Split camelCase word into words with php preg_match (Regular Expression)
Solution 1
You can also use preg_match_all
as:
preg_match_all('/((?:^|[A-Z])[a-z]+)/',$str,$matches);
Explanation:
( - Start of capturing parenthesis.
(?: - Start of non-capturing parenthesis.
^ - Start anchor.
| - Alternation.
[A-Z] - Any one capital letter.
) - End of non-capturing parenthesis.
[a-z]+ - one ore more lowercase letter.
) - End of capturing parenthesis.
Solution 2
You can use preg_split
as:
$arr = preg_split('/(?=[A-Z])/',$str);
I'm basically splitting the input string just before the uppercase letter. The regex used (?=[A-Z])

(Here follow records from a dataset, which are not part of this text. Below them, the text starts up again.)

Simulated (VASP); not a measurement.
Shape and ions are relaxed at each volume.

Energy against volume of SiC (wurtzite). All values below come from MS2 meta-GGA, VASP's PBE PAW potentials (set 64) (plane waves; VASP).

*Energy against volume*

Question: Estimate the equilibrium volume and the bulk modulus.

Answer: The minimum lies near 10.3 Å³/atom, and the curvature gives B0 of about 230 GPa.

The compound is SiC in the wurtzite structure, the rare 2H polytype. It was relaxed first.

matches the point just before a uppercase letter.
Solution 3
I know that this is an old question with an accepted answer, but IMHO there is a better solution:
<?php // test.php Rev:20140412_0800
$ccWord = 'NewNASAModule';
$re = '/(?#! splitCamelCase Rev:20140412)
# Split camelCase "words". Two global alternatives. Either g1of2:
(?<=[a-z]) # Position is after a lowercase,
(?=[A-Z]) # and before an uppercase letter.
| (?<=[A-Z]) # Or g2of2; Position is after uppercase,
(?=[A-Z][a-z]) # and before upper-then-lower case.
/x';
$a = preg_split($re, $ccWord);
$count = count($a);
for ($i = 0; $i < $count; ++$i) {
printf("Word %d of %d = \"%s\"\n",
$i + 1, $count, $a[$i]);
}
?>
Note that this regex, (like codaddict's '/(?=[A-Z])/'
solution - which works like a charm for well formed camelCase words), matches only a position within the string and consumes no text at all. This solution has the additional benefit that it also works correctly for not-so-well-formed pseudo-camelcase words such as: StartsWithCap
and: hasConsecutiveCAPS
.
Input:
oneTwoThreeFour
StartsWithCap
hasConsecutiveCAPS
NewNASAModule
Output:
Word 1 of 4 = "one"
Word 2 of 4 = "Two"
Word 3 of 4 = "Three"
Word 4 of 4 = "Four"
Word 1 of 3 = "Starts"
Word 2 of 3 = "With"
Word 3 of 3 = "Cap"
Word 1 of 3 = "has"
Word 2 of 3 = "Consecutive"
Word 3 of 3 = "CAPS"
Word 1 of 3 = "New"
Word 2 of 3 = "NASA"
Word 3 of 3 = "Module"
Edited: 2014-04-12: Modified regex, script and test data to correctly split: "NewNASAModule"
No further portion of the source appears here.